DeepLearningExamples/PyTorch/Classification/RN50v1.5/README.md

# ResNet50 v1.5

## The model
The ResNet50 v1.5 model is a modified version of the [original ResNet50 v1 model](https://arxiv.org/abs/1512.03385).

The difference between v1 and v1.5 is that, in the bottleneck blocks which requires
downsampling, v1 has stride = 2 in the first 1x1 convolution, whereas v1.5 has stride = 2 in the 3x3 convolution.

This difference makes ResNet50 v1.5 slightly more accurate (~0.5% top1) than v1, but comes with a smallperformance drawback (~5% imgs/sec).

## Training procedure

### Optimizer

This model trains for 90 epochs, with standard ResNet v1.5 setup:

* SGD with momentum (0.9)

* Learning rate = 0.1 for 256 batch size, for other batch sizes we lineary
scale the learning rate.

* Learning rate decay - multiply by 0.1 after 30, 60, and 80 epochs

* For bigger batch sizes (512 and up) we use linear warmup of the learning rate
during first 5 epochs
according to [Training ImageNet in 1 hour](https://arxiv.org/abs/1706.02677).

* Weight decay: 1e-4

### Data Augmentation

This model uses the following data augmentation:

* For training:
  * Normalization
  * Random resized crop to 224x224
    * Scale from 8% to 100%
    * Aspect ratio from 3/4 to 4/3
  * Random horizontal flip

* For inference:
  * Normalization
  * Scale to 256x256
  * Center crop to 224x224

### Other training recipes

This script does not targeting any specific benchmark.
There are changes that others have made which can speed up convergence and/or increase accuracy.

One of the more popular training recipes is provided by [fast.ai](https://github.com/fastai/imagenet-fast).

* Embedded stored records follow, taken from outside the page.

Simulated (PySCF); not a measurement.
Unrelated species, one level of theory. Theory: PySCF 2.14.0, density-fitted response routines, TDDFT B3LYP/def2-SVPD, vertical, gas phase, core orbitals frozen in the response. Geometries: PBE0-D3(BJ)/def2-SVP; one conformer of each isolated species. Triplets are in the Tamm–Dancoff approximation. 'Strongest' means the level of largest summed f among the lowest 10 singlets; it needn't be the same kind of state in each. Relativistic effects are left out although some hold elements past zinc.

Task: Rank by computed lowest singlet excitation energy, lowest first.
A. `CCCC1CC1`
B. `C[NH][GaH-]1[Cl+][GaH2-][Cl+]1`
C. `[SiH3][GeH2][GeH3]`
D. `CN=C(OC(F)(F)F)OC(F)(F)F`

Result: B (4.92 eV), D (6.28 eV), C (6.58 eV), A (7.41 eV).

The fast.ai recipe introduces many changes to the training procedure, one of which is progressive resizing of the training images.

The first part of training uses 128px images, the middle part uses 224px images, and the last part uses 288px images.
The final validation is performed on 288px images.

Training script in this repository performs validation on 224px images, just like the original paper described.

These two approaches can't be directly compared, since the fast.ai recipe requires validation on 288px images,
and this recipe keeps the original assumption that validation is done on 224px images.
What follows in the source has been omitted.